Debt-ridden Hammersmith and Fulham Council spent more than £7,000 of public money on a party for its retiring chief executive in what has been described as an 'astonishing' use of tax payers' cash.
More than 450 council staff attended the Town Hall event in honour of Geoff Alltimes, who last month left his job as one of the highest paid local authority executives in the country with a pay-off of more than £200,000 and an annual pension thought to be in excess of £100,000.
Conservative councillors and colleagues of Mr Alltimes insisted the public would 'understand' why the authority, which has overseen cuts to community services and buildings worth millions of pounds in what it describes as its 'relentless drive for savings', pushed the boat out to mark his 36-year council career.
But leader of the Labour opposition Stephen Cowan said: "It's hard to understand why over £7,000 of tax payers' money was wasted on a boozy knees-up while the council is simultaneously cutting many local Sure Start nurseries' annual budgets to just £19,000. Most residents will think that is the wrong priority to spend their hard-earned money on. These are difficult times."
Tory councillor Harry Phibbs said the bash, which was held on October 31, could be justified because it boosted council staff's 'morale'.
He said: "If you'd have had a much smaller leaving party you could have saved money but you wouldn't have been able to have a lot of people there. A lot of people appreciated being involved and it was good in terms of morale."
Asked whether residents would accept the amount spent, he said: "I think most would understand it's the right thing to do. He wanted to thank the staff he had worked alongside for 35 years and I think the figure is in proportion to how many people were there."
Councillor Peter Graham, who works closely with Fulham and Chelsea MP Greg Hands, added he 'didn't have a problem (with the party)' because the council is now saving money through sharing a chief executive with Kensington and Chelsea Council.
Council leader Stephen Greenhalgh has often spoken of the authority's drive to cut costs because of its £133m debts. After a host of buildings were sold earlier this year, including Palingswick House and the Sands End Community Centre, he said: "I understand how difficult some people have found it to come to terms with the budget pressures we are facing, but the reality is, we have no choice but to reduce our spending."
Mr Cowan said the expense of the party made a mockery of the council's savings pledges. "If you are spending your hard-earned money on council tax, you exoect better," he added.
The council says Mr Alltimes paid for all alcohol out of his own pocket and that the public money was spent on an outside catering firm. 'Decorations' and soft drinks came from private donations, it said, while the food enjoyed by guests was 'basic'. The final cost of £7,184 included VAT, it added.
Mr Greenhalgh accused the Labour group of hypocrisy, as when in power they also held lavish retirement parties for senior officers.

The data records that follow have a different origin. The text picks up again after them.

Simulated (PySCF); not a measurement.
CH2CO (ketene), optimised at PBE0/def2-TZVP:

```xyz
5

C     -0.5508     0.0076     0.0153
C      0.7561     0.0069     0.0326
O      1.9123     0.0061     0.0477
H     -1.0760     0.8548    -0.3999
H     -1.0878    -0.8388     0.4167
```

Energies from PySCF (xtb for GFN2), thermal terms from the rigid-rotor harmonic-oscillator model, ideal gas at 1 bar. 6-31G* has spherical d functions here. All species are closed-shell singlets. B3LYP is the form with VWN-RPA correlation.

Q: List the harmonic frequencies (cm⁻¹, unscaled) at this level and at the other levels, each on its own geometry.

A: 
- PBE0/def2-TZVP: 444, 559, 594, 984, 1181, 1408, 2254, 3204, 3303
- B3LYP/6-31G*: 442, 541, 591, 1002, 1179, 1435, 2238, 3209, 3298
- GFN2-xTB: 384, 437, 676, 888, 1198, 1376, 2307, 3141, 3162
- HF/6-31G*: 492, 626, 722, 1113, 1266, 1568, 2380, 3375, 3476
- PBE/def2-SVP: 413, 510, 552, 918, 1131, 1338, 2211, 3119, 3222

He said: "I am never going to stop spending some money on celebrating the contributions of our staff who work hard for our authority for many years, whether senior or junior.
"Because we're in an era of austerity, they are asked to make some contribution. This wasn't a practice that started with the Conservatives, and when Labour were in charge they paid for the food and the wine."
A spokesman added that the 'civic event' was organised to mark the departure of an 'outstanding public servant who dedicated 35 years of his life to serving the residents of Hammersmith and Fulham'.
He added: "This council is leading the way in slashing millions of pounds worth of waste and bureaucracy. We are the only council to be consistently improving services while cutting our historic debt burden and cutting council tax."
Mr Cowan added four members of his Labour party attended in the belief the bash was being funded entirely by Mr Alltimes. "They popped their head around the door to say goodbye before attending a question and answer evening with Ken Livingstone," he said.
Meanwhile, the row over the value of Mr Alltimes' pension rumbled on last week when MP Greg Hands accused rival MP Andy Slaughter of hyposcrisy over his attacks on the controversial subject.
Documents seen by the Chronicle reveal Mr Slaughter was also generous with the public purse in his days with the council. When he was executive mayor of the then Labour-ruled authority in 1999, Mr Slaughter oversaw the appointment of Richard Harbord as CEO on a starting salary of about £110,000, the equivalent of £150,000 in todays' money. Records show that within a year Mr Harbord was given a rise to £140,000, and it is believed he was given a further hike when appointed to a second role of finance director in June 2001.
During his recent broadside, which coincided with Mr Alltimes' retirement, Mr Slaughter was also critical of his pension arrangements, which are thought to have included a 'goodbye' payment of £270,000 in addition to annual injections of £104,000 and his final basic salary of £226,000.
But when predecessor Mr Harbord's exit was brought forward a year to May 2002 due to his 'lack of progress' in the role, notes from an executive meeting indicate he was given a leaving sum of £110,000, as well as a windfall of £62,400 to his pension fund.
Fulham and Chelsea MP Greg Hands accused Mr Slaughter of double standards, saying: "Just months after Mr Harbord was given a payrise he was asked to leave and got a huge pay-off in the process.
"Whether or not either of the CEOs' earnings are right or wrong, this represents clear hypocrisy on the part of Andy Slaughter. Mr Alltimes left the council in a proper process having served it for 35 years. Mr Harbord was hired with great fanfare and then sent packing after just three-and-a-half years."
Mr Slaughter dismissed the accusations as 'typical Tory diversion tactics'. He said Mr Alltimes' final year salary of £226,000 was not comparable to Mr Harbord's and said his party is actively lobbying to change rules that allow pensions to be calculated on executives' last salaries instead of their average pay packets.
He added: "The current rules mean CEOs get big salary rises in their last year to get better pensions, which is why Mr Alltimes' rose by a £11,000 in his last year to one of the best packages in the country and that is not right," he said.
"This council is axing scores of workers while paying huge money for people like Geoff Alltimes to do its dirty work. If I remember correctly, when we appointed Mr Alltimes he was on £140,000."